The consonants are romanized as follows:
- /p b t d k ɡ ʔ/ p b t d k g c
- /f v s z ʂ ʐ ɕ ʑ h/ f v s z sr zr ś ź h
- /m n ɳ ŋ/ m n nr ng
- /w l ɻ j ʁ/ w l r y x
Several consonant clusters have distinct written representations:
- [tɬ dɮ ʈʂ ɖʐ] tl dl tr dr
- [pʂ kʂ] pr kr
- [ʈʂw ɖʐw ʂw ʐw] tśw dźw św źw
- [ŋɡ] ngg
There are also four opening diphthongs /iə̯ eɐ̯ oɐ̯ uə̯/ and four closing diphthongs /ɛɪ̯ aɪ̯ aʊ̯ ɔʊ̯/, all of them falling (i.e. with greater emphasis on the first component).
All vowels and diphthongs can also appear in a nasalized version.
The vowel qualities are written as follows:
- /i ɛ a ɔ u/ i e a o u
- /iə̯ eɐ̯ oɐ̯ uə̯/ ie ea oa uo
- /ɛɪ̯ aɪ̯ aʊ̯ ɔʊ̯/ ei ae ao ou
Vowel nasalization is indicated by a postposed n. In non-final syllables of compound words, this is written m before /p b f v/ and ng before /k ɡ/.
Three phonemic tones are distinguished (high, mid, low). All tones can appear on both oral and nasalized vowels of all qualities.
High tone is represented with an acute accent (á), and low tone is represented with a grave accent (à). Mid tone is unmarked (a).
Words in Ronc Tyu minimally (and most typically, since a large percentage of words are monosyllabic) consist of a single full syllable. The basic structure of these syllables is (C)(C)(C)(w,j)V(ʔ).
Syllable onsets may be of the following types:
- No consonant
- Any single consonant except /ʔ/
- Any non-glottal obstruent or nasal followed by one of /w j/ (but /w/ does not appear after /ɕ ʑ v/, and /j/ does not appear after /ʂ ʐ ɕ ʑ ŋ/)

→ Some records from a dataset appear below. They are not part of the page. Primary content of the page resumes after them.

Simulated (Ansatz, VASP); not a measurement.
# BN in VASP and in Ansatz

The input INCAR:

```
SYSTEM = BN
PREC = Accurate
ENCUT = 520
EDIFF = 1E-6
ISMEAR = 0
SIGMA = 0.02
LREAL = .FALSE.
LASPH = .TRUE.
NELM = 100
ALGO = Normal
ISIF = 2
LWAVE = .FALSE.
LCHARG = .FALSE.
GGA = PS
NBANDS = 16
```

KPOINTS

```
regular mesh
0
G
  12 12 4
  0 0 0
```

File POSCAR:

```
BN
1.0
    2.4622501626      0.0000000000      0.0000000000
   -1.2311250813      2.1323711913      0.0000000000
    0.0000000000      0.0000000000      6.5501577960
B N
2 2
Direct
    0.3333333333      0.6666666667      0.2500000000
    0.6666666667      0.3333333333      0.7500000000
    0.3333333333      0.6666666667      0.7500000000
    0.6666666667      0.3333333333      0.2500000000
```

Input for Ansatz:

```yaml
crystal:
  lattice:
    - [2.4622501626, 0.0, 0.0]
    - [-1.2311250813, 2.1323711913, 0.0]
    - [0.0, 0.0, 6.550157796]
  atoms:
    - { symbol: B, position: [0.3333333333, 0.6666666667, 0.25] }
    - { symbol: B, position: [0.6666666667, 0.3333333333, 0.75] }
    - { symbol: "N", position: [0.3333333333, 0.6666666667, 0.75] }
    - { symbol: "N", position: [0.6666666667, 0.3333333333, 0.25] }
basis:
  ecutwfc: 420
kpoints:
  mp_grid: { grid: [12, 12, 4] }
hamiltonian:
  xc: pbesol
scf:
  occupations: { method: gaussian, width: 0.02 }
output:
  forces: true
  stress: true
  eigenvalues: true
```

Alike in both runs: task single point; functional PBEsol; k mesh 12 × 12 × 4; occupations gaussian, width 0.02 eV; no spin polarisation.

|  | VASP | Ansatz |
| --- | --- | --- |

- A plosive followed by one of /l ɻ/ (but /tɻ dɻ/ do not occur)
- A plosive followed by a fricative of the same voicing, optionally followed by one of /w j/
- /h/ followed by any voiceless obstruent or obstruent cluster, optionally followed by one of /w j/
- /h/ followed by a nasal, optionally followed by one of /w j/ (but the sequence /hŋj/ does not occur)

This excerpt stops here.